Overview
When your app is ready to share, Castforge can build it and deploy it to the web from inside the desktop app, to your own Vercel project. You watch the build run stage by stage, and can connect a custom domain through a guided wizard.
Web publishing is still being finalized: it is marked Coming soon in the publish panel, alongside iOS, Android, and Desktop. This guide previews how the web flow works and where it deploys (to infrastructure you own, not a Castforge-hosted address). See the "Coming soon" section for what each target will require when it lands.
Choosing local or web when you create a project
When you set up a new project, Castforge asks how it should deploy, and the choice shapes how your team builds:
- Keep everything local: a self-contained app that runs with
npm installthennpm run dev, with no cloud accounts and nothing published. This is the default. In this mode the team stays offline: it will not reach for Vercel or Supabase. - Deploy to the web: the team can provision a database and deploy to your own Vercel and Supabase accounts when you are ready, and the web publish flow below applies.

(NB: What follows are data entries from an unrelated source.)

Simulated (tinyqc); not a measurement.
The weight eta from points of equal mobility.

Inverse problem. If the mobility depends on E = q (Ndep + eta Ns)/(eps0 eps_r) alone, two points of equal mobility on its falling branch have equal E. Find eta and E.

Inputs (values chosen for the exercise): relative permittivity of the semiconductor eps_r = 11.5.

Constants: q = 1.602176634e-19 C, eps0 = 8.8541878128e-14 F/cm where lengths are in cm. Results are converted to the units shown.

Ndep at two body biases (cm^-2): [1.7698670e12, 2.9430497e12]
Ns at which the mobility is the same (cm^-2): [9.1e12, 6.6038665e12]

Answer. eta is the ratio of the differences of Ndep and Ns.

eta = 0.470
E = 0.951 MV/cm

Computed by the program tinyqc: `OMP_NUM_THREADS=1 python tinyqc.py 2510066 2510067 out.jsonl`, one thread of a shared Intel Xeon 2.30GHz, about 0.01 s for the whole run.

You are picking whether this project is built to ship to the web at all, not which app store it targets. Web is the first publish target and is coming soon; iOS, Android, and Desktop remain Coming soon too.
Opening the publish panel
Open the publish panel from the Publish button in the top bar of a project workspace. The panel slides in from the right. Its backdrop is intentionally light, so the Preview pane stays visible and you can keep iterating while the panel is open.
At the top of the panel are four destination cards:
- Web, the default publish target (coming soon)
- iOS, marked Coming soon
- Android, marked Coming soon
- Desktop, marked Coming soon
Web is selected by default.
Publishing to the web
Select the Web card to see the web publishing flow.
Deploy to your own Vercel project
Castforge deploys your app to your own Vercel account, so the live app runs on infrastructure you own and control. Vercel gives every project a deployment URL you can share as soon as the deploy lands, so you have a working address without buying a domain first, and it stays available while a custom domain's DNS is still propagating. Castforge does not host a castforge.ai staging subdomain for your app.
What's changing
Before you publish, Castforge can summarize your git diff in plain English, explaining new features, fixes, and breaking changes in a short paragraph, so you know what this deploy contains.
Hosting providers
Web deploys go to Vercel by default (recommended). You can also deploy to Cloudflare Pages by bringing your own Cloudflare API token. The provider that powers a given flow depends on where you start the publish from in the app.
The build pipeline
Click Publish to Web to start a build. Castforge runs a four-stage pipeline and animates each stage as it progresses:
- Install (install dependencies)
- Build
- Optimize
- Deploy
The button shows "Building..." while the pipeline runs. When the deploy succeeds, your app is live at its Vercel deployment URL; if a stage fails, the failing stage is marked and the error is shown so you can fix it and publish again.
You can review past builds in the Recent builds section of the panel.
Connecting a custom domain
From the Web destination, choose Get a custom domain to open the domain wizard. It is a three-step modal:
- Search. Type a name to search for available domains (searched via Cloudflare Registrar). Available domains show a yearly price; taken or premium ones are not selectable. Pick the one you want.
- Confirm and buy. Review the domain and price, then confirm the purchase. Castforge buys the domain and wires it up for you.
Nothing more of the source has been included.